Parrillan may be “brazen,” but it’s also “exceptionally enjoyable”

Parrillan Coal Drops Yard gets a great restaurant review in London Parrillan [Official Photo]

Emilia

A quartet of regionally-inspired destinations kicks off at Emilia, as in Romagna — the auction-house trattoria previously reviewed in glowing terms by Fay Maschler. Giles Coren is similarly effusive, as he enjoys “a really quite unfeasibly delicious dinner”: the room may be “only average in the visuals department”; the kitchen, helmed by Stuart Andrew, formerly of sister restaurant Clipstone, “is on absolute fire”.

Antipasti comprise “curls of delicious (and deliciously bland) mortadella”; a plate of “delicious (and deliciously strong and complex) prosciutto di Parma”; “wonderfully cakey” focaccia with “an oily-crunchy and quite rudely salty crust”; various seasonal vegetables and a “really extraordinary” dish of lardo and watermelon. Things are better still going into the primi: Belted Galloway tonnato is “marvellously ferrous and dense”; white asparagus heads come alongside “ridiculously moreish” fried gnocchi; eel tortellini swim amidst “an angelically clear and slippery brodo”; tagliatelle are garnished with a “sticky and sexy” ragù of “rich meaty rabbit” and roasted garlic. There’s also “stupendous” lobster spaghetti, and “top-quality” puddings — exactly the sort of “serious modern cooking” that co-owners Lander and Morgenthau have made their signature at places like The Quality Chop House and Portland. When Fay Maschler gave her verdict a few weeks ago, there were a couple of caveats attached to the general positivity, but here the praise is unqualified: “what a restaurant”.

Parrillan

Jimi Famurewa meanwhile, is getting all up in the Harts Group’s grill at Coal Drops Yard newcomer Parrillan — an Ibizencan-inspired, extremely hot, cook-it-yourself concept which is, on paper, “fairly brazen” but which offers plenty of “alluring, char-edged fun” all the same.

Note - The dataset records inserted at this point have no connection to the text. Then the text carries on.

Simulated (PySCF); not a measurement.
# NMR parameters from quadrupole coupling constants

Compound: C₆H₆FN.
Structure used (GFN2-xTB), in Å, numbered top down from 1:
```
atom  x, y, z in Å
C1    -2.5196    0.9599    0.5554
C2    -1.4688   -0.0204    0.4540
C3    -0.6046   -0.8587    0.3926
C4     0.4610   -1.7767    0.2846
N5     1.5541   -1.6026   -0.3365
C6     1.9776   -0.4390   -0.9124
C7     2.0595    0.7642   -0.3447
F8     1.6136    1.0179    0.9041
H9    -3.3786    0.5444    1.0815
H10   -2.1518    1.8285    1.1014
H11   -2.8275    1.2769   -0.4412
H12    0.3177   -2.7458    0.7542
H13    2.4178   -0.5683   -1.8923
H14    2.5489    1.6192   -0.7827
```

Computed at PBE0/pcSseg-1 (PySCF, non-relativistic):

At least some of the enjoyment comes courtesy of the setting — a “hi-def riot of potted greenery, marble-topped tables, high-grade garden chairs and crowds of attractive people clinking enormous G&Ts”, it’s “like stumbling into the idealised vision of a particularly deep-pocketed Spanish tourist board.” But the food is far from an afterthought: among the ‘para picar’ snacks, there is “brightly vinegary, gazpacho-like salmorejo,” “sweet-salty” presa Iberica de Bellota charcuterie, and a “gently world-rocking” pan con tomate. Among the “idiot-proofed” grill selections, skewers of butifarra sausage are especially “fantastic”; there’s also a “terrific” mojo verde alongside. Really, though, it’s “the vividness of the experience” that really stands out — the “deeply desirable gusts of sizzling prawn fat”, the joy of “giddily flinging bits on” without a second thought. Until, perhaps, the bill arrives — “enough to register” on even a restaurant critic’s “personal Richter scale of surprise expensiveness”. But this is a minor complaint, really: the whole experience here “feels like something only the most determined curmudgeon could resist.” Parrillan may be “audacious,” but it’s also “exceptionally enjoyable.”

Maremma

There’s even tighter regional specificity on offer at the other end of the Victoria line, where Brixton’s Maremma celebrates an overlooked coastal area of Tuscany. Covering for Fay Maschler, David Sexton takes a look, and finds the region’s beloved vegetable soup, acquacotta, “as simple as it is meant to be” — “perfectly nice and sustaining,” but “hardly a big hit of flavour”. Better, perhaps, is chargrilled octopus with fava bean puree — “definitely yum,” with “just the right mix of textures and tastes.” Among primi, pappardelle with wild boar ragu — “wide ribbons of great eggy pasta with a richly savoury long-simmered sauce, rendered tender without turning dry or stringy” — is another winner, as are the two secondi sampled: an “excellent” and “appealingly different” vegetarian option of torta di ceci, and “a sumptuous piece of wood-baked hake, dressed with really good clams in their shells.” Puddings and cheese maintain the all-round “happy” mood; natural wines no longer deter the once reticent Evening Standard man. All in all: “lucky Brixton.”

Lucknow 49

“Lucky Mayfair” may not be quite where Jay Rayner’s review of Lucknow 49 ends up, but Dhruv Mittal’s Awadhi-inspired follow up to DUM Biryani still has plenty to recommend it.

For starters, some of the cooking is genuinely “impressive.” Lamb chops are “big, meaty beasts, with a fine char, hot, crisped fat, and the rising scent of newly roasted spices”; chicken thighs with saffron cream are “buttery and rich in all the right places” — “proof, if needed, that thigh wins out over breast every time.” The “true star”, though, is the raan masala, a truly “boisterous bit of overtly butch cookery” — “come here for this.”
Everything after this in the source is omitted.